Up Next
Red Bull Formula 1 boss Christian Horner believes a new FIA technical directive to slow down pitstops is a result of rivals trying to slow his team down.
From the Hungarian Grand Prix, teams will need to comply with specific instructions that state the front jack release cannot begin until all wheel guns have signalled completion and there must be at least 0.2s between the jack release and the green light being shown to the driver.
The suggestion is that the quickest pitstops in F1, which are sub-2s, are not possible without an element of pre-emption and could be risking cars being released without properly attached wheels or mechanics involved in the process being put in danger.
Red Bull is F1’s benchmark team in performing pitstops.
It has the six quickest pitstops in the 2021 season so far and is leading the 2021 pitstop competition run by F1 partner DHL.
“The technical directive is certainly very wordy and you’d almost have to question whether it’s a change of regulation,” said Horner on Friday at the Styrian Grand Prix.
“But I suppose that we have been very competitive, we’ve got the world record on pitstops, we’ve had the majority of fastest stops and it’s not by accident.
“I find it a little disappointing… it’s the duty of the competitor to ensure that the car is safe and the penalty for a wheel not being fixed is you have to stop the car immediately, so it’s a brutal punishment if you haven’t got all four wheels securely and safely fastened.
“What the technical directive is trying to achieve, I’m not quite sure because I think there’s an awful lot of complexity to it.

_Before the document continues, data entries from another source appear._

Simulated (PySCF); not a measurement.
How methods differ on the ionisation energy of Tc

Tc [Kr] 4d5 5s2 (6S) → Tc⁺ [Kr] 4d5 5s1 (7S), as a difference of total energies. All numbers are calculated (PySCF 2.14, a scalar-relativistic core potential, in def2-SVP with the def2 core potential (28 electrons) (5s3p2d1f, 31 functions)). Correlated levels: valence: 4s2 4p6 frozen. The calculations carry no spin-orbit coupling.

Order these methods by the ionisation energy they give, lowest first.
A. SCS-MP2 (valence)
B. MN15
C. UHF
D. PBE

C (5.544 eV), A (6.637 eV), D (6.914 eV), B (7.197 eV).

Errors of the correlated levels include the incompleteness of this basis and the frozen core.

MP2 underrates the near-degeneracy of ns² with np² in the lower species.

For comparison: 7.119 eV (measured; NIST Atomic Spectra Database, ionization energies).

“Of course, when you’re in a competitive situation, if you can’t be beaten, then obviously the most logical thing is for your competitors to try and slow you down and that’s obviously what’s happening here.”
Red Bull’s pitstop advantage over Mercedes is based upon having invested more in new tech pitstop equipment at a time when its cars were not as fast as those of its rival.
Mercedes has fallen behind Red Bull on pitstops and has had to accept there is a limit to how much its own performance in that area can be improved until next season.
Last June a technical directive was issued whereby the team’s hugely costly pitstop equipment would become homologated at the end of September until the end of 2021.
Mercedes team principal Toto Wolff said that there had been “some question marks on some things” internally and said it had sought clarification from the FIA on “a safety mechanism”.
He said it was submitted “three or four weeks ago” and “related to a system that we were using, and whether that could be optimised”.
“It was a technology question,” Wolff said. “Did that trigger anything else? Maybe, I don’t know.”
The latest TD comes after FIA intervention on a flexi-wing row – that Red Bull was also implicated in – and suggestions of potential tyre pressure manipulation.
“You can see there’s an awful lot of pointed activity in our direction at the moment,” Horner said when asked by The Race if he felt Red Bull had a target on its back.
“But that comes with the territory of being competitive.
“An awful lot of energy is going into trying to slow the car down, which is I guess what obviously happens in a competitive business.
“It’s something that we are used to, but I’m losing too much sleep about.”
McLaren, who use customer Mercedes engines, backed the new technical directive, with its team boss Zak Brown saying that the recent technical directive – including the new directive issued in the wake of the tyres failures at the Azerbaijan Grand Prix – were needed before “somebody got hurt”.
“Clarifying pitstops most recently and Pirelli talking about tyre pressures, these are all areas where some teams have been pushing the envelope and it required a clarification before somebody got hurt,” Brown told SkySportsF1.
“You don’t know exactly what everyone is doing but we all watch each other, so we definitely felt some people were not within the rules.”